John Sladek ‘The Man From Not-Yet’
June 1968

This was Sladek’s only story for the magazine.


Damon Knight ‘Masks’
July 1968

The first of three Damon Knight stories. Sadly, both of the others were one-pagers in the 1980s, but one of them did make it into my list.


Ron Goulart ‘The Trouble With Machines’
August 1968

Ron Goulart published two stories in Playboy. The other, in 1969, was not science fiction.


Frederik Pohl ‘The Schematic Man’
January 1969


Robert Sheckley ‘Can You Feel Anything When I Do This?’
August 1969


U. K. Le Guin ‘Nine Lives’
November 1969

A little controversy accompanies the first of two Ursula K. Le Guin stories in the magazine — the other, in 1990, was not science fiction. Playboy decided not to give her full name, presumably to disguise her gender. She was nevertheless one of only a few female science fiction writers to make it into the magazine, and sadly none of the more feminist writers such as Joanna Russ either tried or were accepted. Nor, more sadly still, was James Tiptree, who might easily have made a fine living here.


Larry Niven ‘Leviathan!’
August 1970

This was Niven’s only story for the magazine.


Arthur C. Clarke ‘Transit Of Earth’
January 1971

The lovely fold-out spread is a Chesley Bonestell illustration.


Poul Anderson ‘More Futures Than One’
October 1971

This was Anderson’s only story for the magazine. It was actually billed as an “article” though it’s quite clearly a work of fiction.

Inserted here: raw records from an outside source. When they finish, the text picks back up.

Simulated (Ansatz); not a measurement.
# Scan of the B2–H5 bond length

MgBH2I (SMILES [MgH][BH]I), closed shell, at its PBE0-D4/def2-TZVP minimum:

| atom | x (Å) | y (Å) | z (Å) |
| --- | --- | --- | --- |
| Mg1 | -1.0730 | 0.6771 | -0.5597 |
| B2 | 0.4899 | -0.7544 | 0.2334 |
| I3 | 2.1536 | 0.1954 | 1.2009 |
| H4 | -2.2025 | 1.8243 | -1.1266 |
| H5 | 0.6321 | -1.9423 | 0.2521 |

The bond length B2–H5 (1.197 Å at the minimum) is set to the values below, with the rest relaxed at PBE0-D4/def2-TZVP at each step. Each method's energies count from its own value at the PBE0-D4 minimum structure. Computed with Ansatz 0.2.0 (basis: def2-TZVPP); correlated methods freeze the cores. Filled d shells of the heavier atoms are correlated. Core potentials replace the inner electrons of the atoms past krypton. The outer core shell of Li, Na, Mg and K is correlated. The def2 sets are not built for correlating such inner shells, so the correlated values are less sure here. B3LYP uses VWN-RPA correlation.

Doris Lessing ‘Report On The Threatened City’
November 1971

This was Lessing’s only story for the magazine. I’m amazed she got it in since it’s one of the driest and least stimulating works of fiction it ever published.


Arthur C. Clarke ‘A Meeting With Medusa’
December 1971

After this, the majority of Clarke’s work for the magazine was excerpts from upcoming novels: part of The Fountains Of Paradise in January and February 1979, which likely means before book publication that January, 2010: Odyssey Two in September and December 1982, at least the first half before publication of the novel in October, and 3001: The Final Odyssey in March 1997, probably ahead of its publication the same month.


David Ely ‘Always Home’
August 1975

This was Ely’s only story for the magazine.


Joe Haldeman ‘Blood Sisters’
July 1979

This, the first of two Haldeman stories in the magazine, sure does sound like a reject from OMNI.


Walter Tevis ‘The Apotheosis Of Myra’
July 1980

This was Tevis’s only story for the magazine.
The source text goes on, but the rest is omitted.